Perlin noise, 2D, 3D and 4D, classic and simplex,
in a GLSL fragment shader
=================================================


"Classic noise" is the old but still popular Perlin noise.

float noise(vec2 P)
float noise(vec3 P)
float noise(vec4 P)

The implementation is pretty straightforward, and I wish to
extend my thanks to Simon Green at Nvidia who gave me a good
start with his own implementation of classic Perlin noise,
and to Bill Licea-Kane at ATI for his help with a few GLSL
quirks and texture wrapping details.


"Simplex noise" is a new and improved creation from Ken Perlin.

float snoise(vec2 P)
float snoise(vec3 P)
float snoise(vec4 P)

I re-implemented it from scratch from Perlin's verbal desciption,
because I found his code to be extremely hard to read, and
for the most part it was impossible to port it to GLSL anyway.
The 2D and 4D cases were implemented from the verbal description
only, I haven't seen any example code from anyone there.
I ended up doing the gradient lookup in a different manner
to fit into GLSL 1.10. Perlin's reference implementation makes
heavy use of bit-wise operations on integers, which is not
implemented in GLSL 1.10. My version simply uses the same
gradient hash table as the classic noise algorithm.

The determination of simplex traversal orders for 3D and 4D
simplex noise are performed by functions provided by Bill
Licea-Kane at ATI. His code is a rank ordering algorithm,
not very easy to understand, but the functions are more
hardware friendly and faster than my original texture
lookup method.


Why simplex noise?
------------------

Simplex noise has one very big advantage: it extends to 4D and
higher with only marginal slowdown.
This is because it evaluates only N+1 points for N dimensions,
while classic noise evaluates 2^N points for N dimensions.
In 4D and higher, simplex noise is a big win. For 2D and 3D it
is not a whole lot faster - it might even be slower for 2D in
this GLSL implementation, depending on your hardware.

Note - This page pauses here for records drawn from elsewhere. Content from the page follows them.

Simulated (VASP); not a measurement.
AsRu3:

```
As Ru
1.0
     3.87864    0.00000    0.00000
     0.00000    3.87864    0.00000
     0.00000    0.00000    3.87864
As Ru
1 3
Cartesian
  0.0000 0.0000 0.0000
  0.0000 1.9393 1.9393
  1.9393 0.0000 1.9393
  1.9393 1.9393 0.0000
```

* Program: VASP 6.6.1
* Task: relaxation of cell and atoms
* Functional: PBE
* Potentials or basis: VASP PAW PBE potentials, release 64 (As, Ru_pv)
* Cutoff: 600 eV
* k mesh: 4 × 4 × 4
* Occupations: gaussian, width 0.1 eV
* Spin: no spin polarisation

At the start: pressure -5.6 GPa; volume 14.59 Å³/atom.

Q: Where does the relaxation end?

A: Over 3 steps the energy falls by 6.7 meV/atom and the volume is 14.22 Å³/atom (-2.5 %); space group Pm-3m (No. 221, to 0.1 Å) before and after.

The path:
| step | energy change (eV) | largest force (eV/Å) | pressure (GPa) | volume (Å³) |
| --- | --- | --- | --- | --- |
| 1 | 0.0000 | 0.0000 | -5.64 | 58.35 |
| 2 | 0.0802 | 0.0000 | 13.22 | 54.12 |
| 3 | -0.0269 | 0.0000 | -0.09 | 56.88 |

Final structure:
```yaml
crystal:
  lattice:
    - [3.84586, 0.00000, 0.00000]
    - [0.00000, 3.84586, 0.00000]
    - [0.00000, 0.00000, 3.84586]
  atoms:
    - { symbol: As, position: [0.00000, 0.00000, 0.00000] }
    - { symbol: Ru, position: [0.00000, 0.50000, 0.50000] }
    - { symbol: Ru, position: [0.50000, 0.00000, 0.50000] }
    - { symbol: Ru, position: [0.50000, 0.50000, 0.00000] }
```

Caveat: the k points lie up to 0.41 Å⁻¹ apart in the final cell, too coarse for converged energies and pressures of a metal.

Simplex noise also looks a lot better, because it doesn't have
the clearly noticeable axis-aligned structure of classic noise.
This is because the underlying grid is tetrahedral and skewed,
not cubical and axis-aligned.

Contrary to classic noise, it is quite simple to compute the true
derivative of simplex noise. There is no interpolation involved,
just a summation of polynomial components, so it's just a matter
of taking the derivative of those polynomials, evaluate them
separately and then add them together.

Once you've tried simplex noise, you'll never be quite happy with
classic noise again. It's a whole lot better in every respect.
It does look a bit different, though, so it is not always a
direct plug-in replacement for classic noise if you want a
particular look to your procedural noise patterns.


Performance
-----------

High end hardware of late 2004 was reported to attain speeds of
around 100 million noise samples per second with this noise(vec3).
Direct rendering of several noise values per pixel is perfectly
possible, but for noise components that change slowly, a render to
texture with less than one update per frame is highly recommended.
This procedural noise does not come cheap.

On a low-end but GLSL-capable GeForce FX 5600 XT, I got around
2.5 million samples of noise per second with noise(vec3). That
is only about as fast as CPU-based software noise on a 2-3 GHz CPU.
2D noise was about three to four times as fast, though.
On a more capable NVIDIA GeForce Fx 6800 Pro, I got these
significantly better benchmarks, by far outperforming any
software solution I could imagine using a regular CPU:

2D classic noise, noise(vec2)  : 165 Msamples/s
2D simplex noise, snoise(vec2) : 130 Msamples/s
3D classic noise, noise(vec3)  : 84.5 Msamples/s
3D simplex noise, snoise(vec3) : 80 Msamples/s
4D classic noise, noise(vec4)  : 40 Msamples/s
4D simplex noise, snoise(vec4) : 59 Msamples/s

Update 2011: On more recent hardware, this is ten times faster
than the numbers stated above. 2D noise performs on par with
regular texturing, and 3D noise computes at rates of several
billion samples per second.

Textureless implementaion
-------------------------

THis is my work from 2004 and 2005. Please also note the more
recent textureless implementation I did in 2011 with Ian McEwan
of Ashima Arts, available at http://github.com/ashima/webgl-noise.
That version is not quite as fast on most current hardware, but
it is expected to scale better with future hardware, and it does
not need a texture or any other external data.

Stefan Gustavson (stegu@itn.liu.se) 2004-12-05,
                   slightly updated 2005-09-16,
				   slightly updated again 2011-04-06